Thursday, 1 April 2010

People Management

Just came back from a midnight traverse around the West of Singapore for a late night supper session with my camp mates.

Had fried carrot cake and a dollar sugar cane juice. I opened my wallet and realised that the 30 bucks I allowed rashes to take over my body for was almost spent! It's amazing how fast cash is used up when you don't even think you're spending much. Must abstain from food when not hungry.

However, this is not the crux of this post.

Since I am holding a post in army where I have people working under me, I suppose it is crucial that I have the proper people management skills to handle them. I believe I have good rapport with most of them, then again I might be an easy pushover for anyone who wishes to do so. I trust people to treat me well and vice versa that is all. Mutual respect.

I have this storeman who has an unfavourable history. When he first came in, I tried my best not to develop any form of complex of him. I believe everyone has some good in them. While it is easy enough to see it in most of the people, for some it just takes time and patience to discover it in them. Nevertheless I am sure it is inside of them.

Sure, he was helpful and as keen to learn when he got posted in but who isn't when they are posted somewhere new? Everyone knows that first impression counts. Steadily the road got bumpier as the weeks went by. Some bumps were negligible but others will prove to be pot holes in the end. How do I know whether it is all just a front he is putting up? Or is it truly genuine and if so, I feel terribly guilty for the way I am treating him already. It is not entirely explicit the way I am starting to treat him but I feel that despite my determination not to jump to any preconcieved ideas of him due to his history, unknowingly I still managed to develop some slight complex of him.

Then here comes the mirror-effect. In came another guy who joined us who is amazingly helpful and has a ready smile on his face. Not only was he always cheerful and ready to help, but it was his ability to accept anyone for who they are that caught my attention. He made quick friends with my storeman and treated him with the same amount of respect with anyone else he knew. Immediately I could sense the difference between this guy and me. Why couldn't I be the same? I consciously told myself in the beginning to see the good and overlook the bad in everyone I meet so how did I manage to develop such notions of people even before I could truly understand them? Not only did I see the fault in myself, but I felt that it was shoved in my face. My changed behaviour and opinion towards my storeman amplified and shown to me repeatedly in my mind.
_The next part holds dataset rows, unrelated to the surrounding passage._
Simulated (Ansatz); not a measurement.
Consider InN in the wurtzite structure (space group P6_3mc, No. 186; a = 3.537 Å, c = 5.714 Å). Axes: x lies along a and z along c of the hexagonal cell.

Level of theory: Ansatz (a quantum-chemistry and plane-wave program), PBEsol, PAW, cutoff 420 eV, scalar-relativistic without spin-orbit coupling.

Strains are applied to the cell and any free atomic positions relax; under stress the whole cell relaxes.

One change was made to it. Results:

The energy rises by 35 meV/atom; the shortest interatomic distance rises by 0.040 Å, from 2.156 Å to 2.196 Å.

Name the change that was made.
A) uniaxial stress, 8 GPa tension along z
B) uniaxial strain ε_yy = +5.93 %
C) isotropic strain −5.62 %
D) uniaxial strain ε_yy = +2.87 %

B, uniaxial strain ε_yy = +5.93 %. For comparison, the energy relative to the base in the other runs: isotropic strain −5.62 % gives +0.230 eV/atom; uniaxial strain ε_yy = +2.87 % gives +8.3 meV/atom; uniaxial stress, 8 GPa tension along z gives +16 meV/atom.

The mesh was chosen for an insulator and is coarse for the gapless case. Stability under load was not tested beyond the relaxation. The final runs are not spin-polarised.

So the dilemma is this: Do I see him as a person who cannot possibly be any different from his past and then treat him as I rightly should to anyone who fails to perform their duty? OR should I take the time to slowly understand him and recognise that he really is someone capable of being good and helpful, just that it so happens he fell ill at the wrong time and place.

Either way, I really should seek to see only the good and the possible good in others. And not develop such complexes of people that I have not truly begin to understand yet.